Spectrometer Uses Silicon Photonics to Efficiently Monitor Gas Leaks
A chip-based spectrometer that is smaller than a dime has demonstrated the ability to detect methane in concentrations as low as 100 parts-per-million. The spectrometer leverages silicon photonics technology to realize a compact, cost-effective design that provides IR tunable diode-laser absorption spectroscopy (IR-TDLAS) on a CMOS-compatible platform.
Developed by scientists at IBM Thomas J. Watson Research Center, the chip-based spectrometer uses an approach similar to absorption spectroscopy; but instead of a free-space setup, the laser travels through a narrow silicon waveguide that follows a 10-centimeter-long serpentine pattern on top of a chip measuring 16 square millimeters.
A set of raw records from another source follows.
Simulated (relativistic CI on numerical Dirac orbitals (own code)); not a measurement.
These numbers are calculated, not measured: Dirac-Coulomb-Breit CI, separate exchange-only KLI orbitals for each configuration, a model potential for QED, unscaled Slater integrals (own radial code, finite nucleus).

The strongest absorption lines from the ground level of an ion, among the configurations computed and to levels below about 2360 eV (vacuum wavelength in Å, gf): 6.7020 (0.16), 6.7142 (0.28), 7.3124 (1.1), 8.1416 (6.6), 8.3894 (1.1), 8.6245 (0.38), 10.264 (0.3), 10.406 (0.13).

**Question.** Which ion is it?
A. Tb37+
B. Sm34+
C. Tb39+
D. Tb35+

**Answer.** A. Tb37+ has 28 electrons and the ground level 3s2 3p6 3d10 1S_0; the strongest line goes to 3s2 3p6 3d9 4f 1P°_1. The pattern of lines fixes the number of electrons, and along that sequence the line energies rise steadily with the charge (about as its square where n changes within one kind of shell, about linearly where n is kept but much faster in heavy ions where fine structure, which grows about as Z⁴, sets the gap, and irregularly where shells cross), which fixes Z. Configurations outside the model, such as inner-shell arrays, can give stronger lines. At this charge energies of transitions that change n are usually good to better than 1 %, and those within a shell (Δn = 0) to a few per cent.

This artistic rendering depicts the new silicon photonic absorption spectrometer, which is smaller than a dime and can be manufactured using high-volume computer chip fabrication techniques. The portion of infrared light protruding outside the waveguide is absorbed by methane molecules, enabling spectroscopic measurement of the methane concentration. Courtesy of Joe Green, Beaverworks Canada.
While most of the light is trapped inside the waveguide, about 25 percent of the light extends outside of the silicon into the ambient air, where it can interact with trace gas molecules that are in the vicinity of the waveguide.
Using 1650-nm light from a distributed-feedback laser and an uncooled InGaAs detector, the team utilized the optical field of the silicon waveguide to probe ambient methane. The probe yielded Gaussian-noise-limited sub-100 parts-per-million by volume detection limits.
To increase the sensitivity of the device, the team measured and controlled the factors that contributed to noise and false absorption signals, fine-tuning the spectrometer’s design and determining the waveguide geometrical parameters that would produce the most favorable results.
The chip-based spectrometer’s performance was compared with that of a standard free-space spectrometer. Researchers placed both devices into an environmental chamber and released controlled concentrations of methane. They found that the chip-based spectrometer provided accuracy comparable to the free-space sensor, even though the chip-based device had 75 percent less light interacting with the air than the free-space device did. Researchers quantified the sensitivity of the chip sensor by measuring the smallest discernable change in methane concentration.
The team believes that these results demonstrate the feasibility of chip-scale photonic integration for the development of compact, cost-effective gas sensors for a diversity of energy and environmental uses. The same high-volume manufacturing methods used for computer chips could be applied to the manufacture of the chip-based methane spectrometer, significantly lowering its production cost especially if it were produced in large quantities.
“Compared with a cost of tens of thousands of dollars for today’s commercially available methane-detecting optical sensors, volume-manufacturing would translate to a significant value proposition for the chip spectrometer,” said IBM research leader William Green. “Moreover, with no moving parts and no fundamental requirement for precise temperature control, this type of sensor could operate for years with almost no maintenance.”
The IBM team is working with partners in the oil and gas industry on a project that would use the spectrometers to detect methane leaks.
“During natural gas extraction and distribution, methane can leak into the air when equipment on the well malfunctions, valves get stuck, or there’s a crack in the pipeline,” said Green. “We’re developing a way to use this spectrometer-on-a-chip to create a network of sensors that could be distributed over a well pad, for example. Data from these sensors would be processed with IBM’s physical analytics software to automatically pinpoint the location of a leak as well as quantify the leak magnitude.”
Although methane detection was the focus of these experiments, the team believes that the chip-based spectrometer could be used for sensing the presence of other individual trace gases and for detecting multiple gases simultaneously.
The current version of the spectrometer requires light to enter and exit the chip via optical fibers. The team is working to incorporate the light source and detectors onto the chip. This would create an essentially electrical device with no fiber connections required. Next year, the team plans to start field testing the spectrometers by placing them into a larger network that includes other off-the-shelf sensors.
“Our work shows that all of the knowledge behind silicon photonics manufacturing, packaging and component design can be brought into the optical sensor space, to build high-volume manufactured and, in principle, low-cost sensors, ultimately enabling an entirely new set of applications for this technology,” said Green.
The research was published in
Optica, a publication of OSA, The Optical Society (
doi: 10.1364/OPTICA.4.001322).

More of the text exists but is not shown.